QIAOXI —Time in this village seems to be standing still. Since the Ming dynasty 500 years ago, the community has enjoyed peace and quiet, surrounded by the lakes and reeds of the Baiyangdian region, about 150 kilometers southwest of Beijing. To reach it, there is only one narrow road that winds between the wetland and fields of corn and wheat. The location is popular among the capital's residents, who come here on weekends to admire the lotus flowers and eat freshwater fish.

But last April 1, the village was brutally shaken awake from its slumber and flung right into the top national headlines. This is where President Xi Jinping decided to create a new city to rival Shanghai and Shenzhen: The so-called Xiongan New Area is expected to cover 2,000 square kilometers — 20 times the size of Paris and three times the size of New York.

"We first heard the news on television," remembers the owner of the village's mini-market. "Everybody was very excited. Some even threw firecrackers in the street to celebrate!"

A neighbor playing cards adds, "Since it was on April 1st, we thought it was an April Fools' joke."

There had been indications that something big was about to happen. Over the preceding months, orders had been given to suspend all construction in the area's 60-odd villages. A checkpoint was installed at the entrance of each village to make sure no building materials could enter, and slogans exalting the glory of the future Xiongan were painted in huge letters on the walls of houses: "Everything is for the new area, everything is for the people."

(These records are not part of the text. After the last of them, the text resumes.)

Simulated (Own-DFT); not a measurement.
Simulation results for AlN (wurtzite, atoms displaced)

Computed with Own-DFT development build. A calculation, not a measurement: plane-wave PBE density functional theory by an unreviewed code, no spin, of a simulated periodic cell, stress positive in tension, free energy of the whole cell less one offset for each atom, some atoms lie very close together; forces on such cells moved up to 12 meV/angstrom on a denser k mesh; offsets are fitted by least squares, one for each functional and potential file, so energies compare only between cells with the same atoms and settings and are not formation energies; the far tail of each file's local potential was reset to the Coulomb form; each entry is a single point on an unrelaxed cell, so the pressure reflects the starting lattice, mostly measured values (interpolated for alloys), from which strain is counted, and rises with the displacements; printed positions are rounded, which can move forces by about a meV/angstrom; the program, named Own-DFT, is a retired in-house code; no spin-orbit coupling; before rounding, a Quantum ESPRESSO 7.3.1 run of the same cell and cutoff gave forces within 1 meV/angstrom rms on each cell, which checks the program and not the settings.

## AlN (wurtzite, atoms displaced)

The Xiongan project, vigorously covered by the official media, has several goals: First, to unclog Beijing, a city of 23 million, faced with chronic pollution and not enough resources. "Beijing grew by absorbing suburbs and already has six ring roads," says Alain Bertaud, an urbanist who spent a long time working on Chinese cities and is now a senior research scholar at the New York University's Marron Institute. "This model radiating from the center is no longer tenable."

All "non-capital" functions will be transferred from Beijing to Xiongan.

The Chinese authorities have therefore decided that all "non-capital" functions will be transferred from Beijing to Xiongan: State-owned companies, cultural institutions, universities and other public services are expected to move south.

But the goal pursued by Xi is also to build a model city, "open and innovative," following the examples of Shenzhen, which was a fisherman's village just 40 years ago, and of Pudong, near Shanghai, where skyscrapers have replaced the rice growers' cabins and swamps of 25 years ago. According to the propaganda, the emphasis will be put on "ecological protection" and on "improving people's well-being," as part of a lab city for a "new urbanization of China." The Chinese president, who described the project as "crucial for the next millennium," promised "blue skies, fresh air and clean water," according to the Chinese media.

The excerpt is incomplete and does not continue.